How HTTPS Secures Web Traffic: Deep Dive into Certificates and Encryption

With the cost of HTTPS deployment decreasing, most websites now use HTTPS. While many know that HTTPS is safer than HTTP and are familiar with SSL, asymmetric encryption, and CA certificates, they often cannot answer three fundamental questions:

Why does using HTTPS make a connection secure?

How does the underlying HTTPS protocol work?

Is a site guaranteed to be safe just because it uses HTTPS?

HTTPS Implementation Principles

HTTPS encrypts transmitted data, but the actual data encryption uses symmetric encryption; asymmetric encryption is only used during the certificate verification phase.

The overall process consists of two stages: certificate verification and data transmission.

① Certificate Verification Stage

The browser initiates an HTTPS request.

The server returns its SSL/TLS certificate.

The client validates the certificate; if invalid, it raises an alert.

② Data Transmission Stage

After successful verification, the client generates a random number locally.

The client encrypts this random number with the server’s public key and sends it to the server.

The server decrypts the random number using its private key.

Both parties derive a symmetric encryption key from the random number and use it to encrypt all subsequent traffic.

Why is symmetric encryption used for data transmission?

Asymmetric encryption is computationally expensive and unsuitable for the high‑frequency exchanges typical of HTTP, and it only provides one‑way encryption because only the server holds the private key. Therefore, HTTPS employs fast symmetric encryption for the actual data flow.

Why are CA certificates required?

Without a trusted Certificate Authority (CA), anyone could create a certificate, enabling classic man‑in‑the‑middle (MITM) attacks. The MITM process includes hijacking DNS, presenting a forged certificate, and decrypting the traffic using the intercepted random number.

How does a browser ensure the legitimacy of a CA certificate?

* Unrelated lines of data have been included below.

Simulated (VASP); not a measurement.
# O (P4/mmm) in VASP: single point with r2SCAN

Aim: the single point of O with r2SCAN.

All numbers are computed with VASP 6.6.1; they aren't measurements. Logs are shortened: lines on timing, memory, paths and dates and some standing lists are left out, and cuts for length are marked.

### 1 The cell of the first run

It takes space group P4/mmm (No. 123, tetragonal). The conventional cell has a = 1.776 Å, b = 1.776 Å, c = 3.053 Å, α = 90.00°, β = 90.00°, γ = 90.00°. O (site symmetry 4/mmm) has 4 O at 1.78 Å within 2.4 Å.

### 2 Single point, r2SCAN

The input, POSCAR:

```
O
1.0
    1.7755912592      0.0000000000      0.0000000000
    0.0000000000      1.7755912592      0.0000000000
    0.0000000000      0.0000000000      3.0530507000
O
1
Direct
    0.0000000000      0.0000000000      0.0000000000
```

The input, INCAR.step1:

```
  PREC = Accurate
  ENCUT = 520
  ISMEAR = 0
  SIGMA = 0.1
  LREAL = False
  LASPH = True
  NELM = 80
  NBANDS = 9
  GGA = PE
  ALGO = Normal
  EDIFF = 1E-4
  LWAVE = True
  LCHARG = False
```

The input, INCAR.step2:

Certificates contain information such as the issuing authority, public key, organization details, domain, validity period, and fingerprint.

The legitimacy of a certificate relies on trusted root CAs that are pre‑installed in the operating system or browser. During verification, the browser checks:

Domain name and validity period.

Whether the issuing CA is trusted (by building a verification chain to a known root).

Whether the certificate has been tampered with (via CA server validation).

Whether the certificate has been revoked, using CRL or OCSP.

Summary (Q&A)

Q: Why is HTTPS secure? A: It guarantees encrypted transmission, preventing eavesdropping and data theft, and authenticates the server’s identity.

Q: What is the HTTPS transmission process? A: The client initiates a request, receives the server’s certificate, validates it, generates a random number, encrypts it with the server’s public key, the server decrypts it, and then both sides use symmetric encryption for the session.

Q: Why are certificates needed? A: They prevent MITM attacks and provide server identity verification.

Q: Can HTTPS traffic be captured? A: It can be intercepted if the user explicitly trusts a proxy’s certificate (e.g., a debugging tool); otherwise, the encrypted payload cannot be read.